Who Needs Enemies

Be careful who your friends are

When local London gangster and ex-boxer Tom Sheridan agrees to hire his strip club out to lifelong friend and colleague Ian Levine, he thinks he's just doing him a favour. But he soon discovers the private party involves something so atrocious and unspeakable that it sparks a bloody feud between the two old friends. A gritty story of morality, loyalty and betrayal.

 Who Needs Enemies
(2013) on IMDb

The Producers

Peter Stylianou - Director

Making The Film

Director's Statement

Who Needs Enemies was originally an idea for a short-film idea titled 'The Dead Man', which Tony Currier and I planned to shoot with Kris Johnson. I wrote 'The Dead Man' in two days and after showing it to Tony, we both loved it so much that we decided to take it further and build a feature film around it.

I wanted to veer away from the typical brit-style gangster genre and make something intelligent, thought provoking and current. In most gangster films, evil is just evil, but what I wanted for this film was to analyse it and to describe and present what I believe evil is; the indifference to the suffering of innocence. The subject matter needed to be taboo enough to cause a big split between a group of people who dabbled and skirted around the meaning of evil on an everyday basis. This is how I came to include the subject of child prostitution and trafficking.

During the scripting, various scandals were uncovered in the media involving pedophilia amongst celebrities, with the Jimmy Saville case dominating the news. This made me think about how evil is usually found in the last place you would ever look. Before I knew it a theme flushed itself out and that became the premise of our film. With Friends like these, who needs enemies.

It took me three months to complete the first draft of Who Needs Enemies. I wrote it as several short films that have interconnected story lines. I also wrote it to be shot on the smallest budget imaginable in order for Red Guerilla Films to begin production immediately and with total creative control.

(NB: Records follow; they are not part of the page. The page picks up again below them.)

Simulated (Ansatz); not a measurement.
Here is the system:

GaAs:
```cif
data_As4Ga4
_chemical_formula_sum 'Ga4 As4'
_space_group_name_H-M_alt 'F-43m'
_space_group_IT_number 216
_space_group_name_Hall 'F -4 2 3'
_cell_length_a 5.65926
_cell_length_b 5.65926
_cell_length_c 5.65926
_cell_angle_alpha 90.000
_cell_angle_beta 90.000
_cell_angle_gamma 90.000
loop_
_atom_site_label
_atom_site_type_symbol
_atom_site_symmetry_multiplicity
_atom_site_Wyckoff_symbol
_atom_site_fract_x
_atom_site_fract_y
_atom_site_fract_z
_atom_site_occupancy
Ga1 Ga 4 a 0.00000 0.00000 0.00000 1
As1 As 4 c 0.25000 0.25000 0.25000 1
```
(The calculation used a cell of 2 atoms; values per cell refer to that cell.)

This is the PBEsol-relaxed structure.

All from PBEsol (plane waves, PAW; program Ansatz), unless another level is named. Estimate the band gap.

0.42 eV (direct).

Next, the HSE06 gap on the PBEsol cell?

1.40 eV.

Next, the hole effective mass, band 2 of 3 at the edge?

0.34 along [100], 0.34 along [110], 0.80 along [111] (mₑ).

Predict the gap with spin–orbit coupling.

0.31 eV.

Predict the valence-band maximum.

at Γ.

In order that our small locations would not get overcrowded I chose only a handful of talented, dedicated and passionate people who could multitask. Tony Currier began pulling in professional actors who believed in the project and eventually we had a great cast and crew together who believed in the script as much as we did.

Production took three months of hard multitasking work from the crew and actors to complete before the winter set in. We had amazing strokes of luck at times that carried us through and amazingly enabled us to complete the film under budget yet with a great look and all round high production value. The crew was spent by the end of the shoot but not in vain, because the finished product is truly an amazing feature and a great example of top-end no-budget film-making that we can all be proud of.